In this article, we will see double-door refrigerator’s power consumption and the cost to run them, also we will see whether old double-door refrigerators consume a lot of power.
Double-door refrigerators come in different capacities ranging from 190 ltr to 270 ltr. Depending on the size and the number of energy-saving stars the annual power consumption of Double-door refrigerators varies from 200 kWh to 350 kWh.
To get a well-rounded answer on the power consumption of double-door refrigerators, I have browsed through amazon and a bunch of other e-commerce websites to find out the annual power consumption of almost every size double-door refrigerator and compiled the following data.
Double-Door Refrigerator Power Consumption:
In almost every country, all refrigerators available today are energy star rated, hence, you can go to the refrigerator manufacturer’s website or your country’s top e-commerce website and find an energy-saving label associated with a refrigerator.
The below image shows the annual power consumption of an LG 340 ltr, 3-star double-door refrigerator listed on Amazon India.
For easy comparison, I have made the following tables that show the annual power consumption of different capacity double-door refrigerators from Samsung and LG.
|Samsung Double-Door Refrigerator Size||Annual Power Consumption (kWh)|
|253 ltr (2 star)||243 kWh|
|253 ltr (3 star)||195 kWh|
|275 ltr (2 star)||248 kWh|
|275 ltr (3 star)||199 kWh|
|314 ltr (2 star)||258 kWh|
|345 ltr (3 star)||212 kWh|
|670 ltr (2 star)||341 kWh|
|LG Double-Door Refrigerator Size||Annual Power Consumption (kWh)|
|260 ltr (2 star)||248 kWh|
|260 ltr (3 star)||198 kWh|
|340 ltr (2 star)||263 kWh|
|340 ltr (3 star)||214 kWh|
|360 ltr (2 star)||272 kWh|
|360 ltr (3 star)||217 kWh|
|423 ltr (2 star)||286 kWh|
|423 ltr (3 star)||229 kWh|
|630 ltr (3 star)||253 kWh|
Few things to notice from the above table,
- Even though the capacity of the refrigerator doubles their power consumption hardly goes up by 50%. For Samsung, the 253 ltr (2-star) double-door refrigerator consumes 243 kWh, whereas, the 670 ltr (2-star) consumes just 341 kWh. (volume doubles, but power consumption goes up by 40%)

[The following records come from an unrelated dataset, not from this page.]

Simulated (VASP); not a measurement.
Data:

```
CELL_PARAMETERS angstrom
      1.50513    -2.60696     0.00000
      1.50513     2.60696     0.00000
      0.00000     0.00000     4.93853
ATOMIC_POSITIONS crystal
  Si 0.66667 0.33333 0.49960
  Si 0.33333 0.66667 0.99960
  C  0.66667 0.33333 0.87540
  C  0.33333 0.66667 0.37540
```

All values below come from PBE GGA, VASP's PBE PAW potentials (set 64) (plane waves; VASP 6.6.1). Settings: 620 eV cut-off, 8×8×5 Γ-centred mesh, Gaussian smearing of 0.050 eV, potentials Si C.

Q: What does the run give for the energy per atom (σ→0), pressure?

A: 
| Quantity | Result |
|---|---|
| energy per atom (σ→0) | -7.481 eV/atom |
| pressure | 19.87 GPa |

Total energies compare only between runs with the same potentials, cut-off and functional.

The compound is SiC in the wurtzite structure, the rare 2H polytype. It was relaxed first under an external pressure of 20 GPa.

- In the case of LG, the change is even smaller. The 260 ltr (2-star) double-door refrigerator consumes 248 kWh, whereas, the 630 ltr (3-star) consumes just 253 kWh.
- Hence, bigger fridges are more energy-efficient than smaller ones, as it consumes less electricity to cool a unit volume of space.
- A similar size and energy star-rated double-door refrigerator from Samsung & LG consumes the same electricity, 253 ltr (3-star) from Samsung consumes 195 kWh, whereas, the 260 ltr (3-star) from LG consumes 198 kWh.
Before we go ahead and calculate the cost to run double-door refrigerators, let us quickly see how stars impact the power consumption of a refrigerator.
How stars affect the power consumption of Double-door refrigerators:
If you have done a bit of googling on energy-saving stars or walked inside a store to purchase refrigerators or ACs, you would have surely heard one thing” More stars means more saving”.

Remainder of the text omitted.